Sonali Samarasinghe to speak at Wells

Ithaca City of Asylum Writer-in-Residence will discuss Sri Lanka and Women's Role in Peacemaking




7:00 p.m.


E. Margie Matthews Filter Hostetter ’62 Lecture Room (209), Stratton Hall

General Info

Wells College announces the first event of its 2012-13 Arts and Lecture Series, a talk by incoming Ithaca City of Asylum Writer-in-Residence Sonali Samarasinghe. Samarasinghe’s lecture, titled “Sri Lanka and Women's Role in Peacemaking,” will address her experiences as an award-winning investigative journalist, editor and lawyer who has spent more than twenty years fighting for justice, freedom and accountability in her country. The lecture will take place at 7 p.m. Thursday, September 6, 2012, in the E. Margie Matthews Filter Hostetter ’62 Lecture Room (209) of Stratton Hall on the Wells College campus. Admission is free, and the public is cordially invited to attend.

Sonali Samarasinghe has extensive experience in both journalism and law. Born in 1970 in Sri Lanka, she has dedicated herself to human rights advocacy, focusing on government corruption and women’s issues. She has a master’s in international affairs from the Australian National University, Canberra and a law degree from the University of London. In Sri Lanka, Samarasinghe served with the attorney general’s department and in private practice. Her journalistic roles have included editor-in-chief of Sri Lanka’s Morning Leader and columnist for the Sunday Leader, and she has served as a Neiman Fellow at Harvard University and an international journalist in residence at the City University of New York’s Graduate School of Journalism.
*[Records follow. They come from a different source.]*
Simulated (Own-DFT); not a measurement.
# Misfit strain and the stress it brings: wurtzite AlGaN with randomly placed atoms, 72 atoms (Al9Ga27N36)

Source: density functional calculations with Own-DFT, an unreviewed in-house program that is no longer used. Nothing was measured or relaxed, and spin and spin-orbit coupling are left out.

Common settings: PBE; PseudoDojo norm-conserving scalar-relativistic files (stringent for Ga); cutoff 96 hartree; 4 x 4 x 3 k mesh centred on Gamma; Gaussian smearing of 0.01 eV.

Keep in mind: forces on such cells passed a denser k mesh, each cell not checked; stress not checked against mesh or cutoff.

In 2009, Samarasinghe was forced to leave Sri Lanka following the assassination of her husband Lasantha Wickrematunge, founder and editor of The Sunday Leader, and continued threats to her household. Last year, Sonali launched her own news website, the Lanka Standard, which continues to fight for justice and accountability in her country. She is also pressing for an independent investigation into her husband’s murder and into the murders of several other journalists and activists. She is working on a book about her experiences in Sri Lankan politics and media.

Samarasinghe’s work has been recognized by many international journalism and human rights organizations, including Amnesty International, the NGO Initiatives of Change, Images and Voices of Hope, Pen International, the International Federation of Journalists, Zonta International and the Global Investigative Journalism Conference. Throughout her career as a journalist she has received a record number of top national awards and was named Journalist of the Year four times in a decade. Currently living in Ithaca, N.Y., she is Ithaca City of Asylum’s writer-in-residence and a member of the faculty of Ithaca College’s Honors Program in the School of Humanities and Sciences.

Ithaca City of Asylum provides sanctuary to writers whose works are suppressed, whose lives are threatened, whose cultures are vanishing, or whose languages are endangered. ICOA welcomed its first writer in 2001; Sonali will be the fifth writer introduced to the Ithaca community since then. A project of the Center for Transformative Action and part of an international network of cities of refuge, ICOA is one of only four cities of asylum in the United States.

The Wells College Arts & Lecture Series brings a range of artists and intellectuals to campus to perform, to speak on relevant issues, and to represent the disciplines of theatre, music and dance. A committee composed of Wells faculty, staff and students selects groups and individuals annually. Sonali Samarasinghe’s lecture is the first Arts and Lecture event of this academic year. The next event in the series will be a performance of “The Taming of the Shrew” by Aquila Theatre Company on November 13.